I have to have faith. I do believe that God is bringing all things to completion, but the world seems so ugly so often. There’s so much injustice, so much pain, so much evil. I can only follow the path I believe God has laid out for me, in faith, in hope, and with love.

Saturday, September 23, 2006

Last-minute angst

Time progresses apace. I can’t believe we’re supposed to leave a week from today. I’m beginning to think that goal is unrealistic, both because of hurricane season and because of the amount of stuff that remains to be done. We still have the wrong name and hailing port on our boat. (It says “Top Seacret,” a name that both makes no sense and is far too cutesy—we changed it back to plain “Secret,” how the boat was registered when the previous owner bought it.) I’ve spent the whole week working on this website, trying to get it set up in such a way that it will be convenient for family and friends to follow our journey, but it’s been exhausting work. Who knew websites were so complicated? We still have to buy tons of food, not to mention cleaning supplies, and other miscellaneous perishables. We have to move all of our stuff onto the boat, something that will probably take a week by itself. Karl hasn’t set up my bookshelves, the head (bathroom) remains unvarnished, we don’t know how to use our staysail…

The list goes on. It’s a long list. I feel like we’re right on the precipice, that we could really leave at any moment, but our departure also feels so far away as to be impossible. One of these days we’ll just have to bite the bullet and do it, whether or not everything is done.
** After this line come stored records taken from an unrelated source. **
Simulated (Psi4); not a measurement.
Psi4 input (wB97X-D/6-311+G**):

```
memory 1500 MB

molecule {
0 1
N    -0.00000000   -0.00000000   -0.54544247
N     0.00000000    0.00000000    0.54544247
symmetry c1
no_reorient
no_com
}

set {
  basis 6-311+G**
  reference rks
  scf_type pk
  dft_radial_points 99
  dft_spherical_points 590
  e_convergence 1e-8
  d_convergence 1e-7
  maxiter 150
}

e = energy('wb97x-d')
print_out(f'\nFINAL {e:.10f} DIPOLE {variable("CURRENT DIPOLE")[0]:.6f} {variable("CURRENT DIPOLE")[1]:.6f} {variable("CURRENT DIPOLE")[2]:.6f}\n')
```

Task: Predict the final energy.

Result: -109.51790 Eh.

I’m on the train into Boston right now, heading in to visit my mom, who flew in this morning. She and my dad are supposed to join us for a multi-day excursion on the boat this week. I hope we don’t embarrass ourselves. The whole idea was to prove to them that we know what we’re doing, a plan that didn’t work so well when we took my brother out. My dad’s an experienced sailor too, but it’s been a long time. I just hope the weather’s fair.

My angst continues too. I’m ready for this preparation phase to be over. It’s lasted so long. I know that everything will change, in ways we can’t even begin to explain, as soon as we set sail south for the first time. We’ve pinned all our hopes, for the last year, on that fateful moment. I hope we’re not disappointed.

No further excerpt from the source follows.